I have installed Nsight DL Designer 2025.4 on a Jetson Orin NX and I am trying to “Profile TensorRT Model”.
It fail with the following error listed below. I also tried to “Export TensorRT Engine” which seems to complete. It seems like it it the subsequent profiling (after converting ONNX model) that fails. I am invoking the tool as root. I am using mnist.onnx from the tensorrt installation.
Preparing to launch the Profile TensorRT Model activity on localhost...
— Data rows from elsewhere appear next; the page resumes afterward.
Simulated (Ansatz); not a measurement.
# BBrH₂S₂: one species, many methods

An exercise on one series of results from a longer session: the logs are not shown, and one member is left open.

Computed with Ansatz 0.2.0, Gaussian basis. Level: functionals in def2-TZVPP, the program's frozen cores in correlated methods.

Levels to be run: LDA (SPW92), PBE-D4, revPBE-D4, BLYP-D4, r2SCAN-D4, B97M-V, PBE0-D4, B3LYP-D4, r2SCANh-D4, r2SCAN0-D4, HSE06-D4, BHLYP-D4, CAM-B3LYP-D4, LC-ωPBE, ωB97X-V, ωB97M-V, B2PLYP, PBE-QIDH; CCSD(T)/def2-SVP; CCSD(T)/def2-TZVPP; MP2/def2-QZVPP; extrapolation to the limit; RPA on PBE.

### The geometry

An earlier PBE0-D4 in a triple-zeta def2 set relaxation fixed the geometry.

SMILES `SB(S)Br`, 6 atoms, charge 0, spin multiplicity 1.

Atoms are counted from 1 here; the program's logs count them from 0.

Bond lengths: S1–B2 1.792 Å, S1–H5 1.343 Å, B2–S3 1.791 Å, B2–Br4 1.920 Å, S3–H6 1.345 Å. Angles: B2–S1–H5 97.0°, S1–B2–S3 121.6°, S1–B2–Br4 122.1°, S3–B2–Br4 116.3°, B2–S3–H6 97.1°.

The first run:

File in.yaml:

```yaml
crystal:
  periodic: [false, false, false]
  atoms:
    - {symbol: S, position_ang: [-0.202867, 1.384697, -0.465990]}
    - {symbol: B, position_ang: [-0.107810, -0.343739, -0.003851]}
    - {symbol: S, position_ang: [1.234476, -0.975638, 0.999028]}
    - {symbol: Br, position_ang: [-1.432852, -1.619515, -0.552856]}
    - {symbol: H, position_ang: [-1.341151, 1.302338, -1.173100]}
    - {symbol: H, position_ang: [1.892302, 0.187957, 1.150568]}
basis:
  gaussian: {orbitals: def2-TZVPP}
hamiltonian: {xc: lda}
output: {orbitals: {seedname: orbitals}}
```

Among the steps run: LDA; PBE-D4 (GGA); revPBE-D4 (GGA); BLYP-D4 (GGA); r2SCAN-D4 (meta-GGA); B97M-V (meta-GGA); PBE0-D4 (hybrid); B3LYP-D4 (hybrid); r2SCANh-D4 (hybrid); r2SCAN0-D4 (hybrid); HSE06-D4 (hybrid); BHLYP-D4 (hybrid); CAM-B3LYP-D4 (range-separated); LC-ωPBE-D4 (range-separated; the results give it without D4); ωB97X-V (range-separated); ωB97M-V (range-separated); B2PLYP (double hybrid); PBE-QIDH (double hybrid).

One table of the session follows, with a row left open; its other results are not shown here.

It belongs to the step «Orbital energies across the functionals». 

Using target packages from the system. Skipping deployment.
Launched process: DLDesignerWorker (pid: 43637)
DLDesignerWorker profile-trt --use-system-trt --config "/tmp/NVIDIA Nsight Deep Learning Designer-dFCBmY/trtconfig.json" /usr/src/tensorrt/data/mnist/mnist.onnx /usr/src/tensorrt/data/mnist/mnist-TRT.nv-dld-report
Launch succeeded.
[INF] Profiling on Orin (GA10B)
[INF] [TRT] [MemUsageChange] Init CUDA: CPU +2, GPU +0, now: CPU 286, GPU 4264 (MiB)
[INF] [TRT] [MemUsageChange] Init builder kernel library: CPU +927, GPU +752, now: CPU 1256, GPU 5059 (MiB)
[INF] [TRT] ----------------------------------------------------------------
[INF] [TRT] Input filename: /usr/src/tensorrt/data/mnist/mnist.onnx
[INF] [TRT] ONNX IR version: 0.0.3
[INF] [TRT] Opset version: 8
[INF] [TRT] Producer name: CNTK
[INF] [TRT] Producer version: 2.5.1
[INF] [TRT] Domain: ai.cntk
[INF] [TRT] Model version: 1
[INF] [TRT] Doc string:
[INF] [TRT] ----------------------------------------------------------------
[INF] Building TensorRT engine. This may take some time.
[INF] [TRT] Global timing cache in use. Profiling results in this builder pass will be stored.
[INF] [TRT] Detected 1 inputs and 1 output network tensors.
[INF] [TRT] Total Host Persistent Memory: 18976
[INF] [TRT] Total Device Persistent Memory: 0
[INF] [TRT] Total Scratch Memory: 0
[INF] [TRT] [BlockAssignment] Started assigning block shifts. This will take 4 steps to complete.
[INF] [TRT] [BlockAssignment] Algorithm ShiftNTopDown took 0.015776ms to assign 2 blocks to 4 nodes requiring 31744 bytes.
[INF] [TRT] Total Activation Memory: 31744
[INF] [TRT] Total Weights Memory: 25704
[INF] [TRT] Engine generation completed in 0.0971114 seconds.
[INF] [TRT] [MemUsageStats] Peak memory usage of TRT CPU/GPU memory allocators: CPU 0 MiB, GPU 8 MiB
[INF] [TRT] [MemUsageStats] Peak memory usage during Engine building and serialization: CPU: 1835 MiB
[INF] TensorRT engine build complete.
[INF] [TRT] Serialized 26 bytes of code generator cache.
[INF] [TRT] Serialized 4238735 bytes of compilation cache.
[INF] [TRT] Serialized 11949 timing cache entries
[INF] [TRT] Loaded engine size: 0 MiB
[INF] [TRT] [MemUsageChange] TensorRT-managed allocation in IExecutionContext creation: CPU +0, GPU +0, now: CPU 0, GPU 0 (MiB)
[WRN] DL Designer does not implement clock controls on this platform.
[INF] Beginning 10 whole-network measurement passes.
[INF] Completed all whole-network measurement passes.
[INF] Beginning 10 per-layer measurement passes.
[INF] Completed all per-layer measurement passes.
[ERR] Failed to collect all whole-network metrics.
Process terminated.
Profiler encountered an error during execution: 0x1u.